“…in the mind of a woman for whom no place is home, the thought of an end to all flight is unbearable.” – Milan Kundera, The Unbearable Lightness of Being

TO CONFESS an inability to do a lot of traveling, in the same way that one can read only a few books or produce only a few modest works is a shame, especially in this age when everything is doable and nothing is a valid excuse.

A writer said traveling is a “deep human need” because it widens perspectives and frees one from the familiar with every step taken away from home. It becomes a greater need especially when one seeks self-development that can take form in art. Many talented people insist that travel is essential to art, especially if art is supposed to be free and limitless. Writers such as Jose Rizal and F. Sionil Jose are considered proofs of this claim.

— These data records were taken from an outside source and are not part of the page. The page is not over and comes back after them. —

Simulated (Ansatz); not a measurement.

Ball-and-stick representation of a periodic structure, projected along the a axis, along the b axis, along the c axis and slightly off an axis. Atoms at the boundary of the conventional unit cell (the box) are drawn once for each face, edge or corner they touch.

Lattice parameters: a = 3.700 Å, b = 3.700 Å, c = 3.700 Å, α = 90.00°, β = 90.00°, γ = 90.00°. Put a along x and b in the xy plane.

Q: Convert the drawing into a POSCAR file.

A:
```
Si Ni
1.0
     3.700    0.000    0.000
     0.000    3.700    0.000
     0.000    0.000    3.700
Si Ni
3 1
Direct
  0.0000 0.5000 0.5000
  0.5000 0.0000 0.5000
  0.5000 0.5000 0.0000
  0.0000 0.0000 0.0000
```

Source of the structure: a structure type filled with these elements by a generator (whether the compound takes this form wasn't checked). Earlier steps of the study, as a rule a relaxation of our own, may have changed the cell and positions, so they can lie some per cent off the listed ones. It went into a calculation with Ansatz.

Take a look around you. You might spot a stranger sitting on a bench at some park, writing on a notebook. He could be a traveler, a stranger to the city you’ve known all your life. To him, this city is unfamiliar, and every sight he takes in is a new experience. That may be enough reason for him to write in the middle of a city where no one stops to take in the details that might give new meaning to a place so common to many.

***

I am bothered because I haven’t responded well to the need to travel, one that is supposed to nurture an aspiring writer. That is, not counting the family trips to Laguna, Baguio, and Pampanga, school-related outings to Batangas, Tagaytay, Ternate, and Pangasinan, and a one-time journey to Nauhan and Puerto Galera in Mindoro. Anyone can say that that isn’t much—apparently, I haven’t seen even a quarter of the country.

It may be safe to say that I am too young to be bothered by such a predicament. With barely a month left in college, the prospect of traveling in the blank days of temporary unemployment is a fantasy I keep on toying with while tweaking our thesis or writing a paper in class. Some people I know have been planning to go to Baguio before they haul their laid-back selves to job-hunting. The pressures of earning a living right after graduating keep on destroying such fantasies. If one does not have time to see places while in school, will one ever have the chance to travel after leaving it?

Of course it’s still possible, depending on the kind of job one enters. Journalism is a sure-fire answer, and that also goes for whatever specialization in the field, be it news, lifestyle, or even business. Isn’t it ironic, how a grounded job like this can take its employee places? It’s only a matter of doing the job well so that travel opportunities will never cease.

So my fantasies of traveling can still be possibly realized once I enter the workforce. However, there is a difference: work-related trips may not be as carefree as the carefree journeys I’ve take for granted before. But that is also a choice—after all, I can always pretend it isn’t work while I’m enjoying it, even as I sit down to write about it.

***

One does not travel only for the purpose of working or seeing new places. Travel must also have the purpose of self-seeking, hence the term “soul-searching.”

The soul-search trend isn’t as old in real life as it is in fiction. I know perhaps only a couple of people who have done it before. Funny enough, I discovered the term in a fairly new novel where a character who cannot decide whether she should marry someone packs her bags and heads off to the nicest beach she can afford to spend a few days in. Her soul search, however, flops as she returns home even more confused.

But should a soul search function solely as an escape from problems? While it is true that it is a good break from the pressures of everyday life, it shouldn’t be abused when problems need to be solved as soon as possible. The rationale, “coping with the difficulties of life” through breaks is already a passé alibi. Look at what happened to the tourists in Phuket, Thailand two Christmases ago.

Soul-searching, then, should be done not because one wishes to escape from problems. It should be a voluntary act that aims to re-examine and re-evaluate the self, for the purpose of understanding one’s own psyche or setting resolutions to one’s problematic areas. It need not arise from a certain problem that needs an immediate solution, nor a mere fancy to go out and smell the flowers.

If places need to be discovered and re-discovered, the self does, too.

***

The recent death of someone I know was a wake-up call for me to start doing everything I want to do. For about a week, when everything seemed to be in a rush, I lagged behind, dwelling on the sadness of the end of someone’s journey.

Ironically, the dread of “the end” only resurfaces when somebody dies. During difficult times, it’s natural to wish for the end, but when the end comes for somebody else, the thought of one’s own end becomes unbearable.

Then again, it is pointless to dwell on such thoughts if one wants to live fully. For a journey to continue, mobility is necessary until the actual end. And when it does, it starts a journey guaranteed never to end.